Fewer courts in better reasoned opinions have found that a creditor may exercise a right to setoff against exempt property. The leading case for this minority is In re Wiegand, 199 B.R. 639 (W.D. Mich 1996, J. Quist). In Wiegand, the debtors listed a credit union as an unsecured creditor on their schedules, and claimed a $900 account balance with the credit union as exempt. Although the credit union did not file an objection to the exemption, it refused to release the debtors' funds. Holding that the credit union could setoff the debtors' account against the debt owed by the credit union to the debtors, the district court stated:

The key to resolving the apparent conflict between Sections 522(c)and 553(a) of the Bankruptcy Code is found in the distinction between offsetting a mutual obligation and collecting a unilateral debt. The right to setoff under 11 U.S.C. 553 allows parties that owe money to each other to assert amounts owed, subtract one from the other, and pay only the balance, "thereby avoiding 'the absurdity of making A pay B when B owes A....'" Allowing setoff against exempt property would not undermine the general policy behind the Bankruptcy Code because a debtor will not be denied the ability to hold property exempt from liability for pre-petition debts. Only creditors who possess a valid setoff right can offset their obligation with a debtor's exempt property. Under 11 U.S.C. 522, debtors can still exempt property from the reach of all other creditors possessing pre-petition claims. Finally, it should be noted that the Bankruptcy Code allows a creditor with a valid setoff right to retain exempt property during the bankruptcy proceeding, rather than turning the property over to the trustee. 11 U.S.C. 542(b). Therefore, if a creditor's setoff right is not defeated by exemption pursuant to 542(b) while a bankruptcy proceeding is in progress, then a creditor's setoff right is not defeated by exemption pursuant to 553(a) after a bankruptcy proceeding is over.

Id. at 642-643.

The district court in Posey v. United States Dep't of Treasury - Internal Revenue Service, 156 B.R. 910 (W.D.N.Y. 1993, J. Skretny), reached the same conclusion as the Wiegand court. The court stated:

While the purpose of the exemption provision is to allow a debtor to reserve property for a fresh start after bankruptcy, in actuality, 542(b) breaches this purpose because it allows the creditor with a valid setoff right to retain the property claimed as exempt before the bankruptcy proceeding is over. Therefore, if a creditor's setoff right is not defeated by debtor's claim of exempt property pursuant to 542(b) when the bankruptcy proceeding is still continuing, then setoff of exempt property is permissible pursuant to the language of 553(a) after the bankruptcy proceeding is over. While a discharge of debt does occur when the bankruptcy proceeding is over...the discharge of a debt does not affect the creditor's right to setoff.

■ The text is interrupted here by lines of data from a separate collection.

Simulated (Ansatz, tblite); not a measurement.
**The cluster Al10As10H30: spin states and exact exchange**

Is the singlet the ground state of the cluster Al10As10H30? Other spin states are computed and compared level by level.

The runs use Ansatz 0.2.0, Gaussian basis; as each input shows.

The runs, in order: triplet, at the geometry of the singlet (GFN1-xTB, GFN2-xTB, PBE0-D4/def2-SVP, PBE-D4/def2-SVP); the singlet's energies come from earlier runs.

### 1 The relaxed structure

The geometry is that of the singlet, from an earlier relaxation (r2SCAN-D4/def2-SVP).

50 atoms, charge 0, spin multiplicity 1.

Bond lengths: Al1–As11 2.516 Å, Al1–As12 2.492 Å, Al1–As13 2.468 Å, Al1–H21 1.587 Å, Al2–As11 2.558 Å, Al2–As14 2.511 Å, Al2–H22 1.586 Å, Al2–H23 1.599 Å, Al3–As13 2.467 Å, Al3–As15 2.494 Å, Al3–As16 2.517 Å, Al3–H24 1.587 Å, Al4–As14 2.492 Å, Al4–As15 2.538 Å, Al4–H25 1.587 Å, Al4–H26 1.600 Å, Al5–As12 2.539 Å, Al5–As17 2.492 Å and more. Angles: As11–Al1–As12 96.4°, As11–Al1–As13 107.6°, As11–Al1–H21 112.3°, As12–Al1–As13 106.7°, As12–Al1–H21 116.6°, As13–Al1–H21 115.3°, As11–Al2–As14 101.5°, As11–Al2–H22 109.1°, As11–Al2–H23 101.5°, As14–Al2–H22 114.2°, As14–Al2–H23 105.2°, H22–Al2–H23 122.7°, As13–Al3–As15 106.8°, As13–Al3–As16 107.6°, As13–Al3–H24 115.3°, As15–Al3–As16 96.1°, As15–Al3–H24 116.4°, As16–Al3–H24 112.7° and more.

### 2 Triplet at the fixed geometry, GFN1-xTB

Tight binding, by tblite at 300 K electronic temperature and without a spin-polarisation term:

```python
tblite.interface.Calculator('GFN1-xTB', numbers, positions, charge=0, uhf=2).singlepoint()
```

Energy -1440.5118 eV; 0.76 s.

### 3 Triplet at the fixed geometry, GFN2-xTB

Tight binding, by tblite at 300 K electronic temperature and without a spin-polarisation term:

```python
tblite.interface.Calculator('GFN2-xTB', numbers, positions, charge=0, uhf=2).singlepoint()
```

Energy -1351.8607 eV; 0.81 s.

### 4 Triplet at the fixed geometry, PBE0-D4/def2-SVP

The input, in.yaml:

Id. at 916-917. See also In re Runnels, 134 B.R. 562 (Bankr. E.D. Tex. 1991, J. Sharp) and In re Eggemeyer, 75 B.R. 20 (Bankr. S.D. Ill. 1987, J. Meyers) (holding that the IRS can exercise a valid right of setoff against exempt property based on 542(b) which excepts property subject to a setoff from turnover).

The Ninth Circuit B.A.P. also adopted the minority view based on another rule of statutory construction. See In re Pieri, 86 B.R. 208 (9th Cir. B.A.P. 1988, J. Meyers). According to the Pieri court:

It is long settled that where there is an irreconcilable conflict between different parts of the same act, the last in order of arrangement will control.... Here that would mean that Section 553 would control over Section 522(c) on any point of conflict. The result so dictated appears to be one that forwards Congressional intent, which is the overriding objective of any court interpreting statutes....

Id. at 212-213.

The Seventh Circuit has not adopted either the majority or the minority view. In fact, the only court within the Seventh Circuit to rule on this issue is the Southern District of Illinois in In re Eggemeyer, 75 B.R. 20 (Bankr. S.D. Ill. 1987, J. Meyers). In Eggemeyer, the bankruptcy court held that a creditor could exercise its right of setoff against exempt property. In so ruling, the court relied on 542(b), which enables a creditor "who has a valid right of setoff to retain the property, regardless of its exempt status." However, there have been similar issues discussed in the Chapter 13 context by other courts in the Seventh Circuit. In In re Munson, 248 B.R. 343 (C.D. Ill. 2000, J. Mihm), the District Court held that a creditor's right to setoff is preserved despite the debtor's confirmed plan which claimed the property subject to the setoff as exempt. In Munson, the debtor filed a Chapter 13 plan in which she listed the IRS as having an unsecured priority claim, and then claimed her tax refund as exempt. The IRS failed to object to the debtor's Chapter 13 plan. The bankruptcy court held that the IRS' failure to timely object to the debtor's exemption barred it from claiming its right to setoff, and that the effect of the confirmed plan was to preclude the IRS from exercising this right. The district court reversed the bankruptcy court, stating:

The plain language of 553 states that, except for certain exceptions that are inapposite here, "this title does not affect any right of a creditor to offset a mutual debt..." (emphasis added.) Section 1327, which establishes the effect of the confirmation of a Chapter 13 plan, is necessarily included in "this title...." Thus, giving precedence to 1327 would ignore and render meaningless the plain language of 553. Furthermore, allowing Munson to retain her refund will result in a windfall to her without any additional benefit to her creditors.

Id. at 346. See also In re Mason, 79 B.R. 786 (Bankr. N.D. Ill. 1987, J. Schwartz) (holding that a pre-petition right to setoff is not forfeited by confirmation of the debtor's Chapter 13 plan). It seems that the reasoning of the Munson court can be applied to the 522(c) vs. 553(a) debate as well. Based on the plain language of 553(a), the IRS should be able to exercise its right to setoff against exempt property. Allowing the debtors to retain all of their refund would result in a windfall to them.

Conclusion

The IRS has a valid right to setoff despite the fact that the debtor's debt to them was discharged. Although there is a split of authority as to whether a creditor can exercise a right to setoff against exempt property, the better reasoning supports that a creditor's right to setoff against exempt property. Therefore, the IRS' motion for relief from stay to setoff the debtors' tax refund against their tax liability must be granted.

It is so ordered.

END NOTES:

1. As an initial matter, the substantive law which grants the IRS a right to setoff is 26 U.S.C. 6402, which allows the government to credit a tax overpayment made by a taxpayer against that taxpayer's tax liability. See 26 U.S.C. 6402.